A staple of Wisconsin life these days is tuning on the evening news and seeing Governor Scott Walker in safety glasses, touring yet another manufacturing plant. “Manufacturing is the backbone of Wisconsin’s economy,” he’ll say, and tell you growing manufacturing is his top priority.
On October 9, Walker was introduced at an event hosted by Wisconsin Manufacturers and Commerce as the “architect of [Wisconsin’s] transformation.”
“I'm proud of the fact that we have turned things around, that we’re headed in the right direction,” Walker told the friendly crowd, before pivoting to say that if his opponent, state school superintendent Tony Evers, is elected, manufacturing would suffer, “taking out a lot of the growth and prosperity in this state.”
Not so fast, mister.
According to the “gold standard” of job metrics, the Quarterly Census of Employment and Wages, since Walker was elected in 2011, Wisconsin has lost 150 manufacturing establishments, at a time when most other states added them.
Not so fast, mister.
In fact, only eleven states have lost more manufacturers than Wisconsin.
Our neighbor to the west, Minnesota—which recently surpassed Wisconsin in total jobs for the first time ever—has added 394 manufacturing establishments. Our neighbor to the east, Michigan, has added 2,290.

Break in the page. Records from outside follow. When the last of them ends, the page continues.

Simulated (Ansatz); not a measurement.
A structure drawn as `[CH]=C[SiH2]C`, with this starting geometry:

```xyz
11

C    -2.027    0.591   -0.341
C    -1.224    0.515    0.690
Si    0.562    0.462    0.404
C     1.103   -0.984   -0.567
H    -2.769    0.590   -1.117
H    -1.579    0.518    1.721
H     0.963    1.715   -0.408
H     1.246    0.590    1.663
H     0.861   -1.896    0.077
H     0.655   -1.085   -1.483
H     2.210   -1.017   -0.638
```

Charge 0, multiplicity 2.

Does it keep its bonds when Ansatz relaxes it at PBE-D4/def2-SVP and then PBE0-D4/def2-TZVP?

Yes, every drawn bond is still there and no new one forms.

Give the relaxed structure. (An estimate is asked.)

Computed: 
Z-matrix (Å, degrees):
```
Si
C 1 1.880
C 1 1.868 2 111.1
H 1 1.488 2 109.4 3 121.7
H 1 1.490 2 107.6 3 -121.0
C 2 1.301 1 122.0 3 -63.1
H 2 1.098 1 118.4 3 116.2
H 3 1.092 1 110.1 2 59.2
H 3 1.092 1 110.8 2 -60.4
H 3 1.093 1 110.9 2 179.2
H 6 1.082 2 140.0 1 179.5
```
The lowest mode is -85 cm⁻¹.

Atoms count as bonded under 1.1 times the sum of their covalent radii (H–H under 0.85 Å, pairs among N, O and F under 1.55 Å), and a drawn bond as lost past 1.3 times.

What about the manufacturing job growth that Walker likes to crow about? That only looks good out of context. It’s like when he says that “more people are working in Wisconsin now than ever before.” It sounds great, but it’s a claim that literally every post WWII Wisconsin governor could have made at some point in his term. (It’s caused by this strange phenomenon known as population growth.) Similarly, most states have added manufacturing jobs, the relevant point is how does this rate of growth stack up to the rest of the country?
While Walker often cherry picks data from various sources to muddy the waters, during his tenure as governor, Wisconsin has been solidly middle of the pack, ranking 24th in job growth in the manufacturing sector. But when Walker took office, in 2011,Wisconsin ranked seventh, between Michigan (#1) and Minnesota (#12). Wisconsin now trails both states in this category.
And it’s not just manufacturing growth that lags. Wisconsin’s overall job growth under Walker places it 32nd in the country, again trailing neighbors Minnesota (22nd) and Michigan (15th).
Walker often cherry picks data from various sources to muddy the waters, but basically, when it comes to generating new manufacturing jobs and businesses, Wisconsin ain't happenin'.
Walker made a big splash by luring Taiwanese manufacturer Foxconn to Wisconsin, lavishing some $4.5 billion in subsidies for it to build a massive LCD manufacturing screen plant which he says will bring some 13,000 jobs to the state. But given the cost of those jobs (about $350,000 per), it seems important to ask, instead of transplanting a giant (and very expensive) sequoia from afar, why not try to encourage local seedlings that might one day grow big?
Legendary Wisconsin companies such as Trek, Epic Systems, and Harley Davidson all started out as seedlings that grew into the giants they are today.
But in start-up entrepreneurial activity, Scott Walker’s top-down approach placed Wisconsin dead last for three years in a row.
Walker campaigns as if these facts simply don’t exist. Things may be better economically than when he took office in the midst of the Great Recession, but in Walker World, the economy was only bad in Wisconsin, and was the doing of former Democratic governor Jim Doyle. George Bush? Walker’s apparently never heard of him.
Under Democratic governor Mark Dayton, Minnesota has pummelled Wisconsin in every economic category imaginable. Walker’s gubernatorial challenger Tony Evers is reading largely from the Dayton playbook. But Walker insists that having a Democrat in the governor’s mansion will lead to “record job loss” and will be tantamount to the state doing a U-turn.
Considering that Wisconsin is last in start-up activity, and has lost 150 manufacturing plants under Walker, maybe a U-turn is exactly what we need.